Winston Churchill once observed, "If you will not fight for right when you can easily win without bloodshed; if you will not fight when your victory is sure and not too costly; you may come to the moment when you will have to fight with all the odds against you and only a precarious chance of survival."
Churchill noted that, "There may be a worse case. You may have to fight when there is no hope of victory, because it is better to perish than to live as slaves."
We may well be on the precipice of that "worse case."
Have you ever noticed how the ACLU and usual liberal agenda suspects defend the First Amendment with the unbridled fervor of religious zealots? That's a good thing, right? So how and why do they display such hinky diffidence in applying that same enthusiasm for other amendments in the Bill of Rights? Could it be the routine anti-constitionalists' duplicity to negate facts, which contradict their pre-conceived opinions? Could it be myopia? Prejudice? Bigotry? Or are they conditioned to only defend political agendas, notwithstanding the Constitution, Bill of Rights and rule of law?
Frederick Douglass observed, "Find out just what people will submit to, and you have found out the exact amount of injustice and wrong which will be imposed upon them; and these will continue until they are resisted with either words or blows, or both. The limits of tyrants are prescribed by the endurance of those whom they oppress."
Although Douglass wasn't talking about incrementalism, he was describing incrementalism. Testing the limits of endurance of injustice is part and parcel of incrementalism. An army uses probing attacks to identify weaknesses, and harass an enemy. When a weakness is identified, it becomes a target of opportunity to be exploited. Tyrants, anti-constitutional sycophants peddling the panacea of socialism use the same tactics. Lower standards, homogenize attitudes, encourage and then mandate tolerance of the intolerable while routinely defending the indefensible. Sound familiar?

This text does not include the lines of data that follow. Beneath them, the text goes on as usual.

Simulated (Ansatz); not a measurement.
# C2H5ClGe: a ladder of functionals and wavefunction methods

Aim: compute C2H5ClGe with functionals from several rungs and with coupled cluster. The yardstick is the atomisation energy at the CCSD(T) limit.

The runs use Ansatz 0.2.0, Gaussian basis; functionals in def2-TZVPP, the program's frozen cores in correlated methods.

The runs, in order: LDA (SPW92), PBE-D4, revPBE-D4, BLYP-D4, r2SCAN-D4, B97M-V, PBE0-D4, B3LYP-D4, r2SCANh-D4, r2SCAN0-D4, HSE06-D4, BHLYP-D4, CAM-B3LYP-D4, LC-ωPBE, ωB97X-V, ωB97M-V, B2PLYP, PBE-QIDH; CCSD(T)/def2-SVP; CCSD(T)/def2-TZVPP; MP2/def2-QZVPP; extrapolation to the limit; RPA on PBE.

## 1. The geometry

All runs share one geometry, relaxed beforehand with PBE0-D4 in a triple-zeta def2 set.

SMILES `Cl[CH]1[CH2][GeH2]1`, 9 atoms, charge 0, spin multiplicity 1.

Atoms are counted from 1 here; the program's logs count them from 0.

Some insightful anonymous student of history once noted that "Patriots are not revolutionaries trying to overthrow government. Patriots are counter-revolutionaries trying to prevent government from overthrowing the U.S. Constitution."
Recently, I made reference to an observation by columnist/commentator Ann Coulter, in which she noted if the Second Amendment were to be defended with the passion they routinely direct at the First Amendment, Americans might well be required to own nuclear weapons. Subsequently, I received an e-mail from a listener/reader with an idea so sick ... it may merit consideration.
I have often noted that on the basis of facts, defenders of the Second Amendment should win any debate. There is a huge body of statistical evidence that proves two points as being axiomatic: 1) In communities in which law abiding citizens are armed (or at least criminals are not sure if they are not armed), crime goes down. 2) In communities in which law abiding citizens are denied the opportunity to exercise their free will to own arms, crime goes up. Both scenarios are well documented with overwhelming statistical analysis.
However, anti-constitutional socialists and propaganda pundits continue to win the hearts and minds of the sheeple by parading any and all statistical aberrations in which the offensive tool was a gun.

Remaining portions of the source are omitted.